Written and directed by Jim Shedden

In the 1950s and '60s an adventurous cinematic movement flourished in basements, museum auditoriums, apartments, coffeehouse back rooms or wherever anyone could set up a 16mm projector and improvise a screen. Called variously the New American Cinema, Independent Cinema (an expression that meant something quite different than it does today) or, most popularly, Underground Cinema, it preached a revolution in the very definition of cinema, a radical reworking of every aspect of motion pictures, from the frame to the sprocket holes to the eye of the spectator, and at the peak of its influence its practitioners and followers even saw their work infiltrating the mainstream, inspiring and influencing such aboveground films as Easy Rider and 2001: A Space Odyssey.

Of all the artists, visionaries and theorists who popped up during the heyday of the Underground Cinema, none were more influential or better respected than Kansas City-born Stan Brakhage, whose filmography now includes more than 300 films, ranging in length from four hours to nine seconds and in content from the intimate details of his family life (his 1959 film Window Water Baby Moving is a graphic recording — shocking for its time — of the birth of his first child) to abstract images scraped onto the film stock with a knife. Other filmmakers — such as Kenneth Anger and Andy Warhol — may have had more imitators, more viewers, even more commercial opportunities, but in most accounts of avant-garde film, Brakhage stands alone, a visionary among visionaries.

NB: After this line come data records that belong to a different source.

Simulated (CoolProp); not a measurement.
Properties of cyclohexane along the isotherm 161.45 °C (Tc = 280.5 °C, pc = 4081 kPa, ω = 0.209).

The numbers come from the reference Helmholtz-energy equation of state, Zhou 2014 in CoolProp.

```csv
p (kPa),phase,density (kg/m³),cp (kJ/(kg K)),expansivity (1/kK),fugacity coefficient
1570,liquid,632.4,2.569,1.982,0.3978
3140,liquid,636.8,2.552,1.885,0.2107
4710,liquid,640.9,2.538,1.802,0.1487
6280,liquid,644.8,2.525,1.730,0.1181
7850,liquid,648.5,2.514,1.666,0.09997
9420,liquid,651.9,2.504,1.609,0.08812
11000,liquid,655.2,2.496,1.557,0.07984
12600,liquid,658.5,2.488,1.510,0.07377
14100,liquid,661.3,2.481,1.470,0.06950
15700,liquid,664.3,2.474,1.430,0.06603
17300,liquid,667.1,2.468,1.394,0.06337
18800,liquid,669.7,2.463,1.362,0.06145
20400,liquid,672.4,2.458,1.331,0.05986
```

Jim Shedden's Brakhage is a purely laudatory portrait of the 66-year-old filmmaker and his work, with new interviews, historical footage and extensive excerpts from the work of both Brakhage and his contemporaries. Shedden is obviously an enthusiastic admirer and embraces the subject without wasting time on too many biographical details or background material. He presumes — perhaps justly — that the viewer already knows the pertinent names and details of the avant-garde or they wouldn't be watching his film in the first place. There are ironies here: that the Underground Cinema would survive solely through the patronage of the academic world; that Brakhage comes off less as an iconoclastic artist than as a kindly grandfather who just happens to make films as a hobby; or, the greatest irony of all, that an account of an unconventional filmmaker like Brakhage must ultimately rely on that most conventional of forms, the talking-heads interview. Shedden, however, isn't troubled by any of this: He's here to praise Brakhage, not explain him, and although uninitiated viewers may not walk away from the film with a full grasp of the details of Brakhage's life or work, they'll certainly see why it deserves respect.

Plays at 8 p.m. Oct. 8-10 at Webster University.